Recently, the Appellate Authority (NCLAT) in the matter of Laxmi Pat Surana v. Union Bank of India & Ors.1 has held that an application under Insolvency and Bankruptcy Code, 2016 (‘I&B Code') is maintainable against the corporate guarantor of a sole proprietorship firm.
The Appeal was preferred by the Promoter/Director and Shareholder of Surana Metals Ltd. against the admission order passed by Ld. Adjudicating Authority, Kolkata Bench2 wherein a Section 7 application under the I&B Code filed on behalf of Union Bank of India was admitted against the corporate guarantor of the sole proprietorship firm.
The point for adjudication which fell before the NCLAT was:
- whether the application filed under Section 7 of I&B Code by the bank before the Ld. Adjudicating Authority was time barred; and
- whether insolvency proceedings can be initiated against the corporate guarantor of a sole proprietorship firm.
On behalf of the Corporate Debtor, the first contention which was raised was that the application filed on behalf of the bank under Section 7 of the I&B Code before the Ld. Adjudicating Authority, Kolkata is time barred. The Corporate Debtor pointed out that the date of default was 03.01.2010 and the application was filed on 13.02.2019 which was much beyond the period of limitation. The Corporate Debtor submitted that the letters dated 03.03.2012, 27.05.2015, 24.10.2016 and 08.12.2018 issued by the principal borrower (M/s Mahaveer Construction) in favour of the bank are not an acknowledgment of debt and since there is no admission of liability the aforesaid letters do not start the fresh period of limitation under Section 18 of the Limitation Act, 1963.
The NCLAT on this point held that after the date of default in the year 2010, not only the original borrower but also the Corporate Debtor admitted and acknowledged the debt even in the year 2018. Hence, the application filed under Section 7 of I&B Code on behalf of the bank is well within the period of limitation.

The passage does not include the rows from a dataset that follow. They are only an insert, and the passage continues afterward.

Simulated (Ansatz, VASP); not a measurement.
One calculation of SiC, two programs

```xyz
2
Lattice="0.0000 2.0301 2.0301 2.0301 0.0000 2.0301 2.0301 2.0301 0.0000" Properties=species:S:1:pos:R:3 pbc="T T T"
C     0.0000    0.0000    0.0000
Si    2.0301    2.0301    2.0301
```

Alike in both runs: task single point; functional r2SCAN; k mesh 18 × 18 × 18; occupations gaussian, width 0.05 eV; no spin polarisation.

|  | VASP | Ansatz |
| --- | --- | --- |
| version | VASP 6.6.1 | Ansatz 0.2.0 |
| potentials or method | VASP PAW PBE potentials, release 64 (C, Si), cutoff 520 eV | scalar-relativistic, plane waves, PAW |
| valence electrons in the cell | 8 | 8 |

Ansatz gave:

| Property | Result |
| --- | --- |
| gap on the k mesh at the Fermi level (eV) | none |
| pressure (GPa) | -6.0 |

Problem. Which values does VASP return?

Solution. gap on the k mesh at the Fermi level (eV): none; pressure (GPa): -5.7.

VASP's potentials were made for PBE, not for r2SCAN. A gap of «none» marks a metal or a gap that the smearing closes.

The second contention which was raised on behalf of Corporate Debtor was that since no insolvency proceedings can be initiated against the sole proprietorship firm, as such no insolvency proceedings can also be initiated against the Corporate Guarantor of the sole proprietorship firm. The Corporate Debtor pointed out that he cannot be a corporate guarantor in view of the definition of corporate guarantor as stated in Section 5(5A) of I&B Code. As per the Corporate Debtor since he is the guarantor to the individual and not a corporate person, no proceeding can lie against it under I&B Code.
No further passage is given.